George Russell says Williams’ FW43B felt “joyous to drive” in Spain owing to relatively smooth conditions, as the team fought in the lower midfield.
Williams had endured a fraught race seven days previously in Portugal, amid gusty weather, prompting Russell to label the race “an incredible struggle.”
Williams conceded earlier in the year that the design traits of its FW43B meant it was susceptible to changeable conditions and the squad’s performance level has fluctuated through the season.
Russell qualified 15th in Spain but ran a slightly off-set two-stop strategy, pitting earlier on account of the Safety Car period caused by Yuki Tsunoda’s stoppage, and challenged for points.
The Briton chased Fernando Alonso for 11th before slipping down the order in the closing laps, coming home 14th, but was buoyed by the showing.
“I mean it’s incredibly tricky, I think we did a really great job pitting under the safety car at the beginning, effectively almost doing a one-stop,” he said.
“For sure, if I had just managed to clear Alonso then who knows [what would have happened] but I think having Alonso ahead of me helped keep those faster cars behind because I had the DRS, they have half a second of car pace and probably one-second tyre pace.
“But I’m really pleased that we rolled the dice and found ourselves in the position.
“The car felt the best it has ever felt, to be honest, in a race probably the best I can ever remember. That just makes it so joyous to drive compared to normal, most of which I put down to a calm day.”
Russell expanded on the reasoning for Williams being able to contend for the points-paying positions just a week after it plummeted out of the reckoning.
“The wind was less than 10 km/h, there was minimal gusts which just made the car consistent to drive,” he said.

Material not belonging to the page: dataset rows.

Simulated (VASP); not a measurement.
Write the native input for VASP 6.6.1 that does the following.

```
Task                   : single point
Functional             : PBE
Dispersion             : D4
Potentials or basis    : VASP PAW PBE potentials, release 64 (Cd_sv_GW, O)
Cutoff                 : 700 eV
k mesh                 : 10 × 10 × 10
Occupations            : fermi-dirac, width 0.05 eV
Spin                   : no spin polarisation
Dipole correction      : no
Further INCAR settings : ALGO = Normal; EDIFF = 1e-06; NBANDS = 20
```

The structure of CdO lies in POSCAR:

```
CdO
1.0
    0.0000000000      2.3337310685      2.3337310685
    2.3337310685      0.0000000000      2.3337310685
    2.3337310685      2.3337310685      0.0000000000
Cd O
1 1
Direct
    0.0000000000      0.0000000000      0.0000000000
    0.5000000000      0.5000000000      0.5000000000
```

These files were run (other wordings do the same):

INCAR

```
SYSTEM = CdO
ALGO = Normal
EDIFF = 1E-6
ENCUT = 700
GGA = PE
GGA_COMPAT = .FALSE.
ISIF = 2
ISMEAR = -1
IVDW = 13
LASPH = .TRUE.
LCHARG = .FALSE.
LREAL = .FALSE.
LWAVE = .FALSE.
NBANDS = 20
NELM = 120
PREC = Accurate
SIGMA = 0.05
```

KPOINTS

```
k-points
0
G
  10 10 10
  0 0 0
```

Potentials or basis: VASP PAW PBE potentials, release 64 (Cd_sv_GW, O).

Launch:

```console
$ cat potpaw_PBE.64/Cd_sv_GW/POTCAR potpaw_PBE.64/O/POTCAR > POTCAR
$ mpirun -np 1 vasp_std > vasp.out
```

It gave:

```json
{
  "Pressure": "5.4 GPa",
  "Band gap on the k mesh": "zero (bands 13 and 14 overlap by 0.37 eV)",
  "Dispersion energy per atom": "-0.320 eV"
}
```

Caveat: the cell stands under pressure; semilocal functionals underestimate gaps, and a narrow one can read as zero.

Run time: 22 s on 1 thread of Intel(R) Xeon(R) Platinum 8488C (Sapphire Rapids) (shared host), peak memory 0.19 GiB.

“When it’s consistent, as a driver you can drive around it and I think that’s something that Nicholas [Latifi] and I struggled with, especially at Portimao, that was really exposed and it was incredibly inconsistent.
“As a driver, you lose all the confidence, then it has a negative effect on the tyres and then you’re just in this downward spiral.
“Whereas on days like [Sunday], the car is nice and consistent. As a driver you can really push it to its limit, you can manage the car as you wish, manage the tyres as you wish and really optimise everything.
“Don’t get me wrong, I’m sure a lot of people felt their car felt better. But I think we take a bigger jump in both directions when these conditions are favourable or not.”